Running vs Jogging – Is it Better to Run or Jog? UPDATED 2021
Many people think running and jogging mean the same thing. Unfortunately, you would be incorrect if you believe that is the case. Running and jogging are defined by speed rather than movement. So, let us dive into the differences between running vs jogging and what differs between the two forms of exercise.
Running vs Jogging – How Does it Differ?
For many beginners running and jogging mean the same thing. But for the die-hard runners or enthusiasts, they both differ a lot.
The difference between running vs jogging mainly comes down to the speed of the person exercising. The phrase “jogging” is used when a runner is running slower than a 6-minute mile pace. Alternatively, anything faster than a 6-minute mile is generally classed as running.
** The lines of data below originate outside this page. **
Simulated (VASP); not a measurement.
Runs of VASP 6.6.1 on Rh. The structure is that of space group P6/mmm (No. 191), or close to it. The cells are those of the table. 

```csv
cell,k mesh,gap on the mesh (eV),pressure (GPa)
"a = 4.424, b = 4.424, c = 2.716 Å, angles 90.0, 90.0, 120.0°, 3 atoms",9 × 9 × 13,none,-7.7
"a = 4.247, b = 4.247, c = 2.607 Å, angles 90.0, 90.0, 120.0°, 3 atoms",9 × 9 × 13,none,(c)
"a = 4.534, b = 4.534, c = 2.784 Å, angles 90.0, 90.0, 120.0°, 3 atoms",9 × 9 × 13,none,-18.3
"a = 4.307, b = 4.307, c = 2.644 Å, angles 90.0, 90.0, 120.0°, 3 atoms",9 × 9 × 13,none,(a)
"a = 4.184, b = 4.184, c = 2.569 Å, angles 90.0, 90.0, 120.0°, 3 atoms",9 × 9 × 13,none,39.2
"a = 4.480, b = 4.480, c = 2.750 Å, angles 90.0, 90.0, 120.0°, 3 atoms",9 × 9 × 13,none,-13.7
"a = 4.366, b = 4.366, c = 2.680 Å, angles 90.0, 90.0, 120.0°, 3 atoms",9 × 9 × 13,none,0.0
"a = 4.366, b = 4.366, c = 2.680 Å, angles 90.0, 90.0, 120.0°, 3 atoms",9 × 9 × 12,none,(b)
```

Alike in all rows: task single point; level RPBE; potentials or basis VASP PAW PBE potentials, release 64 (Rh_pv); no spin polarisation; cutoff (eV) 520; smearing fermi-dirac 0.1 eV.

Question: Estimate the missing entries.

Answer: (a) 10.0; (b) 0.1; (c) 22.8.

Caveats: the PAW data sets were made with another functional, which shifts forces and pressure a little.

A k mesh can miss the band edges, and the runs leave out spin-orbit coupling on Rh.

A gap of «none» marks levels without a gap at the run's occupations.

However, most experienced runners use the phrase “jogging” when they warm up for a track session or before a harder workout.
That doesn’t mean you should class yourself as a jogger if you run slower than 6-minute miles. Generally, if you run consistently 3-4 times a week, you would class yourself as a runner and not a jogger. Alternatively, if you are a jogger, you would only be out “jogging” 1-2 times per week.
Regardless of whether you choose to jog or run, you must warm up correctly before any exercise. For some, this may mean warming up by walking the first 5 minutes of the run or running at a slower speed.
Either way, warming up before you start running or jogging faster will increase your heart rate and improve your circulation for the main part of the run. Then when it comes to the end of your run, end your workout with a 5 to 10 minute cool down. Again this can be done by either walking or jogging slowly.
What Speed is Running vs Jogging?
Since jogging is slower and much less intense than running. Jogging will naturally be slower. For most joggers, the speed will sit between 4 to 6 miles per hour. And for the runner, their speed would be faster than 6mph.
However, this is just a general term in the running community and shouldn’t be set in stone. Ultimately you are the one that classes yourself as a runner or jogger based on the speed you run.
Is it Better to Run or Jog?
Knowing when to run or jog depends on a variety of factors. Generally speaking, if you are an experienced runner, you are better to jog during the beginning of a workout or long run. This allows the body to warm up correctly before the meat and bones of the session.
Alternatively, if you are a hobby runner (jogger) most of your runs should be jogging rather than running. Keeping a slow speed will keep the enjoyment of running and help increase the utilization of fat during the runs.
Does it Really Matter?
Some people believe that joggers are casual runners and they only run occasionally. These types of people are generally in it for health reasons and don’t follow a training schedule and don’t compete in races.
But does this really matter if you are not competing or following a training schedule? Of course not.
But for some runners, they get easily offended if you class them as a jogger. The casual nature of the word often comes across as someone who leisurely jogs once in a while. However, to them, running is more competitive and their goal is to get better.
Either way, whether you are running or jogging, you should be enjoying every moment of it, rather than getting caught up in the running vs jogging debate.